Sorry for the slow reply, I haven’t had a chance to look at Spreet for a while.

I previously used Spritezero in Javascript. Not the Spritezero-CLI version.

Here I could input a list of files instead of pointing to a folder.
Would it be possible to implement something like this?

If it helps, Spreet can be used as a library too, just as Spritezero can — but of course you need to write Rust rather than JavaScript. If that’s something you’re comfortable with then it’s quite possible to build a spritesheet from SVGs spread across multiple directories. You can use the same pattern as Spreet itself does (start with the code, for example).

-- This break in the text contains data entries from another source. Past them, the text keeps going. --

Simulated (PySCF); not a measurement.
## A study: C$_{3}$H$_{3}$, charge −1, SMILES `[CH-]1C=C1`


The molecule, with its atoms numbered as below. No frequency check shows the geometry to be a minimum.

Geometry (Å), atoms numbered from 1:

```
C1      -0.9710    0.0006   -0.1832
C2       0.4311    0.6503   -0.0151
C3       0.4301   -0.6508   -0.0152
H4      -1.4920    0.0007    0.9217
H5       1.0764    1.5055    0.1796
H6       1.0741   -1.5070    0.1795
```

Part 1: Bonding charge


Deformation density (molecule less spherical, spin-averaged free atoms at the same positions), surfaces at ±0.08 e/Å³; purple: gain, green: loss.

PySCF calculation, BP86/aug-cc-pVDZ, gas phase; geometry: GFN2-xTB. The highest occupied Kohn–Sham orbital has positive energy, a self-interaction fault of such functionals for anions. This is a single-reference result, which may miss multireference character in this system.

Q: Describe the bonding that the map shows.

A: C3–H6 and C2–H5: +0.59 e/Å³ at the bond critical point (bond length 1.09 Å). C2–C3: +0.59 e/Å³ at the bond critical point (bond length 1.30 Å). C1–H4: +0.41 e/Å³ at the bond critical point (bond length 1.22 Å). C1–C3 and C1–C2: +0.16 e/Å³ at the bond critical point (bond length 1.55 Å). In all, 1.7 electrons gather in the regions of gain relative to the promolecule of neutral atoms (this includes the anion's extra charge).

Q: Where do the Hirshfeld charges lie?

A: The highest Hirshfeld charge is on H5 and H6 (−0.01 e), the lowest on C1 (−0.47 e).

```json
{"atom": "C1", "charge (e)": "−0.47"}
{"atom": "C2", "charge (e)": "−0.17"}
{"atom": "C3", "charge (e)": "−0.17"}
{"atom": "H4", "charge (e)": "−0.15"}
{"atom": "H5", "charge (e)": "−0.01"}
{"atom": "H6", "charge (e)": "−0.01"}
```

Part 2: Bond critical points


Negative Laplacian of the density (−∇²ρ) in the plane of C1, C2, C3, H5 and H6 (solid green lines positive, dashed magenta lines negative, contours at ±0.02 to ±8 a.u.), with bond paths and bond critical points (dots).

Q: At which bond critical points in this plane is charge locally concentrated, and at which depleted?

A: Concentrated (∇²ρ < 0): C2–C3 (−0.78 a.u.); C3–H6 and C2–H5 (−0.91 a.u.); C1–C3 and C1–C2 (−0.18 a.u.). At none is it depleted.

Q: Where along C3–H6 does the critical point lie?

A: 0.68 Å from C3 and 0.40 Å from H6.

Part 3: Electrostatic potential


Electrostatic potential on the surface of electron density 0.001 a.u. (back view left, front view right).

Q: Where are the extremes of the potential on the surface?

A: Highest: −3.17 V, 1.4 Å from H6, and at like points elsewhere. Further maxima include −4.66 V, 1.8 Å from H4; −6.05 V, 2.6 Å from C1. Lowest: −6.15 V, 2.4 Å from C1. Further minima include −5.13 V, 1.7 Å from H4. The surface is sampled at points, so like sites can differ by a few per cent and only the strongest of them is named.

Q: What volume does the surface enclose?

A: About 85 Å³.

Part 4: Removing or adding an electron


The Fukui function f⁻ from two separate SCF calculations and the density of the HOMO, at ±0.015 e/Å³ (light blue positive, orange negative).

I tried to use Symbolic Links to create a new directory first /sprites/temp then create symbolic links to all .svgs.
They work in other programs correctly.

But this gives me the error:

Error: cannot make a valid sprite name from "/sprites/temp/new-sprite.svg"

Oops! This is a bug. It should definitely be possible to use symlinked files. I’ve fixed this in 014ce64 and I’ll include it in the upcoming 0.12.0 release.

What another option would be is input multiple folders.

I’ve been thinking about this, and I think an interesting generic solution would be for Spreet to support using a config file. I like the idea of having a TOML file that would allow you to define multiple spritesheets that could be generated in one go. Hypothetically, something like:

[[sheets]]
ratio = 1
unique = true
minify-index-file = false
sprites = ["sprites/public", "sprites/version-a", "sprites/version-a/part-b"]
output = "[email protected]"

[[sheets]]
ratio = 2
unique = true
minify-index-file = false
sprites = ["sprites/public", "sprites/version-a", "sprites/version-a/part-b"]
output = "[email protected]"

Then you could perhaps run Spreet like:

spreet --config sprites.toml

But that’s for another time 😄. Until then, I hope 014ce64 fixes your immediate problem.